In the preface of A Theory of Justice, Rawls explains that he is carrying Locke’s and other social contract theories to “a higher order of abstraction.”[8] When Locke speaks of a state of nature in which there is no government, he is asking his reader to abstract from reality a bit. Locke thereby shows us that people living together without government quickly recognize the advantages of forming one to protect their rights. Similarly, Rawls also wants us to imagine a pre-political situation, but one that abstracts even further from reality: that is, a condition in which a group of people who know nothing about themselves—their ages, sexes, beliefs, or even their names—are asked to select principles of justice that can serve as the standard for a constitution, laws, and adjudications. Rawls calls this the original position. The condition of not knowing any particulars about oneself Rawls calls the veil of ignorance.

Each participant is said to represent a group of people with similar moral convictions and therefore responsible for securing principles that these people would embrace. But because they are under a veil of ignorance, they do not know what their personal convictions are and therefore have to choose principles that would be good for anyone.

The representatives in the original position do not come up with principles themselves. Rather, they choose from a list that is presented to them, presumably by Rawls, much like patrons at a restaurant ordering from a menu. The catch is that everyone ends up ordering the same thing because everyone is in exactly the same condition. No one has personal tastes of their own, and therefore, they have no preferences. They are disposed to pick that which is most generally reasonable.

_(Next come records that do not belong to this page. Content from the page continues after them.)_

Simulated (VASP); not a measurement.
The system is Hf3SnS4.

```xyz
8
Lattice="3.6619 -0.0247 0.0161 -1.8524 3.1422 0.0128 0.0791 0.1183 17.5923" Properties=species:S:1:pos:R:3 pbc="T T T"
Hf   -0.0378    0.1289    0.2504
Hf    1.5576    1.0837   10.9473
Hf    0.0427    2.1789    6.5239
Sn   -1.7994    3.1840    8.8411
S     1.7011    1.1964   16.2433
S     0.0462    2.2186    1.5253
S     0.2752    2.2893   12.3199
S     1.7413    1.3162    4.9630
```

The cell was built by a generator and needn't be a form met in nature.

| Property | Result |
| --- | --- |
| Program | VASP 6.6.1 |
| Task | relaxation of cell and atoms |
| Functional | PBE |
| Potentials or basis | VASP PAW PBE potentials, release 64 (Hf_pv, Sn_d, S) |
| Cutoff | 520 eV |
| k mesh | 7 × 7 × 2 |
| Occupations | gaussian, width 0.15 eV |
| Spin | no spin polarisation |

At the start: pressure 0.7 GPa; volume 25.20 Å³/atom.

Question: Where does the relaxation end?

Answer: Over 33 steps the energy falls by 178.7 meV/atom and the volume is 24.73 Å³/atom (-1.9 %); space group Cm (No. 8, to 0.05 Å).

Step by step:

Rawls invites his readers to add their own principles to the menu to see whether people under such constraints would find them desirable. Rawls is confident that his own schema, which he calls justice as fairness, will be chosen. It consists of two principles:

  1. Everyone should have the same basic liberties.
  2. Inequalities in outcomes are permissible so long as

         a. Everyone has the same fair opportunities and

         b. Advantages, particularly economic advantages,               are to everyone’s benefit.

Rawls names 2b the difference principle, and it is one of the most controversial parts of his theory. Anticipating this, Rawls is careful to note that the first principle, that of liberty, takes priority over the second. Redistributive policies must refrain from harming people’s basic liberties.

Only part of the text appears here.